I've been thinking about the feasibility of defining a language spec that can both be compiled and interpreted lately. I first thought about it while writing code in crystal, which, for the unfamiliar, is a compiled language based heavily off the syntax of an interpreted language (ruby).
Here are a couple reasons I find the idea interesting:
- It effectively neuters the interpreted/compiled language debates. Why just choose one, when both have such big upsides?
- You could develop a program in the interpreter with the same playfulness as you get in a shell, and then compile it into a speedy 'lil thing!
- It would be wonderful for metaprogramming! From my experience, languages usually define a little janked together syntax for compile-time execution. If the language had an interpreter for itself within the compiler, you could metaprogram and program in the exact same language.
I'm curious if any languages like this exist, or if you can think of more benefits.
Edit:
I just want to mention that my reference to 'feasibility' earlier is not born of disbelief - you can write a compiler or interpreter for any (to the best of my knowledge!) well defined formal grammar with enough effort. I suppose I left that word there to account for the fact that I might have unknown unknowns here.

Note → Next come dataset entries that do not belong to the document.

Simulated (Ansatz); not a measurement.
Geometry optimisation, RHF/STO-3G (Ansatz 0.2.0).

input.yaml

Many, perhaps most languages are partially compiled and partly interpreted. That is, there is both a compile-time transformation to a more convenient format for runtime, and there is a library that helps implement runtime behavior. (Even when compiling to machine code, it's possible to run the code on an emulator.)
It might be better to think about it this way: which runtimes you want to support? What executable formats do you want your compiler to generate?
To get the feel of an interpreter, you would want a fast enough compiler and to entirely hide the executable file from the user. Many interpreters have a read-eval-print loop, which would mean having an ability to modify the program in place. But many "compiled" languages support similar functionality using a debugger and hot-reload functionality. Alternately, a notebook-style interface is nice to have. Even for languages that don't really support in-place modification like Go, you can get pretty far with a fast compiler and a web interface that lets you compile and run a program by pressing a button.
Personally, I think targeting Web Assembly would be fun and convenient. The repl.it project has some interesting infrastructure.
Making a new language is a huge project; I've started many but never finished any to the point where they're useful.
I appreciate all the detail you put in there - thanks so much! I'll revise my post though, as I'm not personally planning to create any languages. I have enough half baked projects to work through as it is, haha.
When you refer about many languages being compiled then interpreted - are you referring to something like the jvm/bytecode? If not, I'm not familiar with what you're describing!
Once again, thanks a ton.
Bytecode is one example, but even with a tree-based interpreter, you could sort of think of the parser that builds the tree as a compiler.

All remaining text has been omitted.